Some further experience. I finally found an experience that could quickly and consistently create a crash for me, so I could do some testing. The Star Wars Battlefield beta (running on all high settings) was causing my comp to crash a few minutes in every time. I set up GPU-Z to track the sensors on my card every second to a log and see what was happening. It wasn't obvious what was happening exactly before the crash, but one pattern emerged. As others have said, the card was getting around 80c and the TDP % was hovering around 100, or even jumping up to 103% at times. After doing some research, I realized this is "Thermal Design Power" and generally refers to the manufacturer saying how much power can safely go through your card. The fact that it was going to 103% percent was interesting to me. I was also shocked to see that even at 80c, the fans were only running at 50%.

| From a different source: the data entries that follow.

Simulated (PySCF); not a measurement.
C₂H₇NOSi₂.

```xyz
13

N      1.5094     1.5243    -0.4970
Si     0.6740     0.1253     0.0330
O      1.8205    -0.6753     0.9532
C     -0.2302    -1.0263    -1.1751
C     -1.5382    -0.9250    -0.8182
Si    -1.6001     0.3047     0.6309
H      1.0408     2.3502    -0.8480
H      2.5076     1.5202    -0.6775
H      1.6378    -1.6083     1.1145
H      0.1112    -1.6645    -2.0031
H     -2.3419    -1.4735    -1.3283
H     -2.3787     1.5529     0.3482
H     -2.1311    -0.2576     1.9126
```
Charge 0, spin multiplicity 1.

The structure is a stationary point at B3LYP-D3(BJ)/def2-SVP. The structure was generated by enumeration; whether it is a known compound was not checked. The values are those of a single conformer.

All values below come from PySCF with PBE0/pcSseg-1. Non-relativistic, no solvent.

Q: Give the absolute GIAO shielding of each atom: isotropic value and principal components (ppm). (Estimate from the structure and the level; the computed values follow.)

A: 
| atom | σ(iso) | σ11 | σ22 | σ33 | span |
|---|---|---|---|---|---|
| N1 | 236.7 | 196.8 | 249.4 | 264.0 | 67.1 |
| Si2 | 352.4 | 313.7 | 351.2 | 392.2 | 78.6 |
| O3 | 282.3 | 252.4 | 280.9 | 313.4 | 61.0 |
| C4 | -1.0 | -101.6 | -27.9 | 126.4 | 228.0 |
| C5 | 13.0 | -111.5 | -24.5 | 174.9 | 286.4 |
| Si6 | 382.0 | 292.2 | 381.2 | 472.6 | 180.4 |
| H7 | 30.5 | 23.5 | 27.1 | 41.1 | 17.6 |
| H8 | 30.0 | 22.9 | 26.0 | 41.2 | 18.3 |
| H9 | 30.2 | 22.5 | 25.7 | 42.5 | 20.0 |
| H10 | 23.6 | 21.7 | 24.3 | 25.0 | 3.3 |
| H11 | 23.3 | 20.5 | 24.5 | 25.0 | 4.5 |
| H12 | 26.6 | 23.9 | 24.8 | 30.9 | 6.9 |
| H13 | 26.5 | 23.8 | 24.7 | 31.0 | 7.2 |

So, I did a few things. First of all, I realized I had SLI disabled, so I enabled it. I also did one other I think key thing that others here have mentioned. I downloaded EVGA Precision, and enabled the built in fan curve, which is much more aggressive, going to 50% fan at around 50c and upwards from there. I also set the max power at 100% for both cards. I then went back into the game and set everything to Ultra.
I played three full 10 minute matches of Battlefield with no crashes. GPU-Z showed the temperature never got above 69c, and the TDP never hit 100%.
So here's my hypothesis. For these OC cards, they set the power and heat allowances up higher, and slap a better heatsink on it. They do their own testing, but they can't test against our specific computer setups (how much heat we have in our systems, running in SLI etc). So even if it can last at full load in their setups, it might get to an unstable level of heat/power draw in ours. I'm a bit shocked by how conservative the default fan curve is to be running at 50% at 80c, which seems a bit hot to me.
For me, so far, this combination of upping the fan curve and putting a hard cap on the power draw through Precision if not fixing the issue, seems to greatly help. When I complained most recently to EVGA and asked for a non-OC card, they said they couldn't do that, but they could RMA me another and make sure to note to the testers to be very thorough in their testing. I'm thinking this isn't so much a "manufacturing" flaw with these OC cards so much as, they are OC'ed and are inherently more unstable, and thus it's up to the testing team to ensure that the level of OC and cooling etc is stable, and for the ones we've been getting, combined with our comp setups (airflow etc), may push the OC cards over the edge.
I personally bought a factory OC card because I didn't want to deal with the trouble of making sure my manual OC was stable, but I guess that's what I'm doing. Since I'm not going for bleeding edge performance, but just a little boost, increasing the fans and putting a cap on the power draw is well worth the trade off of stability.
I'll keep you all updated with if this seems to fix it across other games, but since Battlefield was crashing so aggressively, and now is stable, I'm hoping it will be a trend.